Governments do, however, have a role to play. Their role is to create a fertile environment that will create businesses, allow businesses to prosper and give them the tools and levers they need to go about their business, employ people, return to their bottom line and produce a product which effectively grows their business, and so on and so forth it goes. No efficiency has ever occurred when a government, particularly a big-fisted government, have inserted their beady little hands into any business's business, let alone the business sector—more so.
Priorities—let's talk about how not a single business owner, jobseeker or employee for that matter has ever raised the matter of IR reform as a priority in my time. It's not something they talk about. They talk about cost of living. They talk about how difficult it is for them to register their car. They talk about getting jobs. They talk about providing for their families. They talk about infrastructure that makes their job easier. They talk about airports. They talk about getting product in and out of their workplaces. Very rarely do they talk about IR reform. It's not something they talk about in the local pub. They talk about supply chain issues. Why then is IR legislation such a priority for this government? The mind boggles, and I think the unions are prodding at this all the time.
The general consensus is that the IR proposal in front of us will not create a single job. It will not strengthen job security. It will not contribute to wage growth. What the proposed legislation will do is stifle productivity, increase red tape, increase the complexity of undertaking business and prevent businesses from taking on new employees. The workplace relations changes will add uncertainty and complexity to the employment of millions of casuals, contractors and labour hire workers.
To move forward as a strong modern economy, governments must understand that employees are demanding flexibility in their workplace. This has never been more important, as employers are facing critical workforce shortages, and this is impacting sectors of our economy, particularly in my state of Tasmania. Speaking to businesses across my electorate, they're telling me flexibility is key. Not all businesses are the same, and not all businesses fit into the sanitised categories and the model that obviously the other side feel they do. I come from the agricultural sector, where we use many subcontractors, many people, casual labour hire—all sorts of business models are utilised when it comes to employment and getting that job done.
To give you an example, if you take a normal dairy farm in my electorate, often the casual milkers, the employees that do the morning milking, work for another company. They come and milk the cows. A separate person comes in, a contractor if you like, a stockman. They take the cows from the cowshed to the paddock. Then another contractor might come in with a piece of agricultural machinery, a tractor and fertiliser spreader. They might fertilise the paddocks with great nitrogen fertiliser that comes from our state also. The point I'm making is that many people from many different places, many different sources, employed under many different models and many different award rates, all operate on the one farm, returning to the one bottom line, producing milk that feeds our nation.
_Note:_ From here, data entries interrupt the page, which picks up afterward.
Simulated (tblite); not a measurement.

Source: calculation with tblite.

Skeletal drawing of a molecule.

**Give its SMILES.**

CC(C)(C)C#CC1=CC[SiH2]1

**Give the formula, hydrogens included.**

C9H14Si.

The other issue that needs to be raised is the mum-and-dad businesses out there. These people, partnerships and sole traders don't have a HR department that can read 800-odd pages of IR legislation and get their heads completely around that. They're nervous about this. When they see a piece of IR legislation that is 400 or 500 pages long, then what hope have they got?
When we start looking at the new laws, we see the complexity around the ability for Fair Work Australia to inspect, without warrant, a particular business's office. What you've got to consider is that we live in our businesses. I live on my farm. So does that mean that the Fair Work Commission can just kick my door in and come into my house, where my business's office is, and conduct an inspection? Is that fair? This is Australia. That is not the Australia that I want to see.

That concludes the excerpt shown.